Coalition welfare reform will make work pay – but still not by enough


SUGGESTED

Trade, Development, and Immigration




The central plank of the coalition’s welfare reform programme is finally being rolled out. By merging several major benefits and tax credits into one payment – the new universal credit – work and pensions secretary Iain Duncan Smith hopes people will now always be better off in work than on benefits. The road towards the new system will be bumpy, of course. The first pilot has barely begun, and IT problems are already appearing. But in hindsight, these will merely be seen as teething troubles. So what will the impact of the new system be once it is fully established?

On the positive side, the universal credit will improve one of the welfare system’s major flaws – its mind-boggling complexity. The current system comprises a host of income transfers, most of which can again be subdivided into countless elements and optional add-ons. Many of these transfers serve similar purposes, so it’s unclear what all this administrative duplication is good for. The job of a benefit adviser has become similar to the job of a tax adviser, requiring familiarity with guidebooks running into thousands of pages.

But the problem with this arrangement is not administrative; it is the poverty traps it produces. Since each transfer has a different withdrawal rate and uses a different means of assessing eligibility, and since withdrawal rates interact with each other in different ways, it can be a challenge to work out how a change in gross earnings would translate into a change in net income. For someone who receives more than one benefit, it’s unclear whether taking on an extra day of work would leave him or her better off. By merging six major transfers into one, the universal credit will bring clarity and predictability, as it leaves one single withdrawal rate of 65 per cent of net income.

Secondly, the current system’s complexity makes the transition in and out of work harder. Imagine you receive out-of-work benefits and are offered a job for an uncertain period of time. Once you take the job, you may lose your out-of-work benefits. But if it turns out that the job does not last, you will have to re-apply for them all over again. Taking a job becomes a gamble, as it replaces a certain income source with an uncertain one. The universal credit, being both an in-work and an out-of-work benefit, will make this transition a lot smoother. It adjusts flexibly to your earnings level, without lengthy multiple application processes.

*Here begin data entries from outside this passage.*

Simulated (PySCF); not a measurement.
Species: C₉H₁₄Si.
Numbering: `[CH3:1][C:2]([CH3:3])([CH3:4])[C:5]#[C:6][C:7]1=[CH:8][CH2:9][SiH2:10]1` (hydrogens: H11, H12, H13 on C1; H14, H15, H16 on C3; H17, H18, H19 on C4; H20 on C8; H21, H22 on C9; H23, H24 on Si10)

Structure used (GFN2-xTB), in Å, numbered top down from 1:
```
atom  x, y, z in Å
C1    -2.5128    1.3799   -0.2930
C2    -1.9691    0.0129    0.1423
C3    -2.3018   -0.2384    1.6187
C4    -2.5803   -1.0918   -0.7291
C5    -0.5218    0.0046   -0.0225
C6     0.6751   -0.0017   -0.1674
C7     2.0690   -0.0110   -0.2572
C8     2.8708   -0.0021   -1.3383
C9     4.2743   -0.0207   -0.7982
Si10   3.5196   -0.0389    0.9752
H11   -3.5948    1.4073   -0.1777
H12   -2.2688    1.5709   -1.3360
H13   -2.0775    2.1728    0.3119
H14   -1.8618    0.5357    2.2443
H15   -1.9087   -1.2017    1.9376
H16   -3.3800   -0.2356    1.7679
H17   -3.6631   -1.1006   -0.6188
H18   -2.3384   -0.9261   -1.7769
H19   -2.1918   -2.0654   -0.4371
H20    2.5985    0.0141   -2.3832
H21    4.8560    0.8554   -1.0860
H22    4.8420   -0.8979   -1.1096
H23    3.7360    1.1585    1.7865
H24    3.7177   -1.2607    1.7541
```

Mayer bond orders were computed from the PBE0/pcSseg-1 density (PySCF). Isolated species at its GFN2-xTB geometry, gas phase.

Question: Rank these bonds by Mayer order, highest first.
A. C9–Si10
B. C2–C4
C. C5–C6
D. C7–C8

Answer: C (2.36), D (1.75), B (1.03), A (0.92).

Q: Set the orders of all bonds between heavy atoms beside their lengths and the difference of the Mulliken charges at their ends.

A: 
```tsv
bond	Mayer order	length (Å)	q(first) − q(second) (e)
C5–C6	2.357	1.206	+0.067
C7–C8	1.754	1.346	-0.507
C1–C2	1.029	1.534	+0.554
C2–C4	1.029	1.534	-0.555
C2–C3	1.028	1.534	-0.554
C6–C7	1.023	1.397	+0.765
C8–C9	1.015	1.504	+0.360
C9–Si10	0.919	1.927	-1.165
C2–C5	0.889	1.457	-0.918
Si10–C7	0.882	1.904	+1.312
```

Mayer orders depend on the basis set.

So far so good. Universal credit will help those who are able and willing to work, but who are currently trapped in the net of the welfare bureaucracy. Yet other flaws remain unresolved, or are even worsened. Work incentives at the margin will remain feeble, for instance. The combination of income tax, national insurance and the withdrawal of universal credit will create an implicit marginal tax rate of 76 per cent – well above the top marginal income tax rate. The groups with the weakest attachment to the labour market will continue to face the weakest work incentives.

This is related to another absurdity in the current system. We like to think of taxpayers and benefit recipients as distinct groups, but they are often the same people. A large part of the current system is simply redistribution from the right-hand pocket to the left-hand pocket. Why not just leave low-earners more of what they earn, and eliminate the corresponding chunks of tax and welfare administration? This could be achieved by integrating the universal credit into the tax system, thus turning it into a “negative income tax”.

Positively, universal credit will encourage more workless people to get on the first rung of the job ladder – by trying minor employment, for example. But it provides little incentive to move on from there. This is already a feature of the current working tax credit (WTC), but the universal credit will exacerbate it. Receipt of WTC is conditional on a minimum number of hours worked (which differs between households), while the universal credit contains no such provision. In theory, it will be possible for a recipient to settle permanently into a one-day workweek, with universal credit making up the salary shortfall. The credit should, instead, come with a requirement to increase working hours over time, towards a workload not too far below full-time employment. It should be a wage supplement, not a permanent wage substitute.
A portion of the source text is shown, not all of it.